Today Holden is five weeks old. His first three weeks, he was a little angel. He slept well, ate on a schedule, and rarely cried. Even when he did cry, it was just a soft whimper. Damn, I thought he was the perfect baby.
But these past two weeks, they have been a different story altogether. He has become increasingly fussy, almost to the point of aggression. His cries have crescendoed into a shrill shriek. It all cumulated this weekend; every time he was awake, he was screaming. Steve and I were both on the verge of losing our shit altogether. We tried to fix it: we got new bottle nipples, switched his formula, gave him gas drops. Every remedy caused only a temporary relief. Very temporary.
I googled “colicky baby” yesterday and was convinced that we had a
dud mean case of colic on our hands. After all, it doesn’t usually start until 3-6 weeks of age. Holden has many of the signs – he still keeps his knees drawn to his stomach, he screams, he screams, he screams. Need I say more? So I was mentally preparing myself (if there is such a thing) for the next two months of pure torture. Because honestly, I don’t think there is a worse sound to a mother than the crying of her baby. Two more months of this? My preparation might as well have been a straight jacket.

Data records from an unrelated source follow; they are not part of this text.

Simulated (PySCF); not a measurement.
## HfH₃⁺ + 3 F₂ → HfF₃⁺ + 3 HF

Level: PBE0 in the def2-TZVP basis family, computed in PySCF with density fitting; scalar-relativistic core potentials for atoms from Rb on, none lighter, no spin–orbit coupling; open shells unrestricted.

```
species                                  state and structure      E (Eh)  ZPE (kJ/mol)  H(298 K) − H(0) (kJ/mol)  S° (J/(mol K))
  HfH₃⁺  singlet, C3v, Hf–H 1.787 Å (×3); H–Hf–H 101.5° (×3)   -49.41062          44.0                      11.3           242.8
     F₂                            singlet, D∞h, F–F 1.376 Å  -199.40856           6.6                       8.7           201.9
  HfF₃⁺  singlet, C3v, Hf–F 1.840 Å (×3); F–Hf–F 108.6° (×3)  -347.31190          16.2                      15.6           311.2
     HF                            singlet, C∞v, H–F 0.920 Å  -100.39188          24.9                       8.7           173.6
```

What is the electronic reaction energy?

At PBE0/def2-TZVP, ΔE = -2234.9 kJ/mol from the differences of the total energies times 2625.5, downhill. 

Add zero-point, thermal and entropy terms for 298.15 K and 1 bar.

But then Steve said he remembered his old boss telling him that they thought their child had colic, but it turned out they just weren’t feeding him enough. Holden has been drinking 4 ounces at a time every three hours for some weeks now. I haven’t increased his amount yet, because he’s drinking two and a half times his weight as they say kids are supposed to. But parenting can’t be boiled down to following rules. It’s really not that exact of a science. So last night we fed him his four ounce bottle. When he kept crying afterwards, we fed him a two ounce bottle. And then another two ounce bottle. And a miracle happened: he stopped crying. Not only that – he also slept for six straight hours. I kept waking up to make sure he was still breathing. It was my best night of sleep yet. And today – he isn’t acting colicky at all. I’m hoping this is the return of my little angel.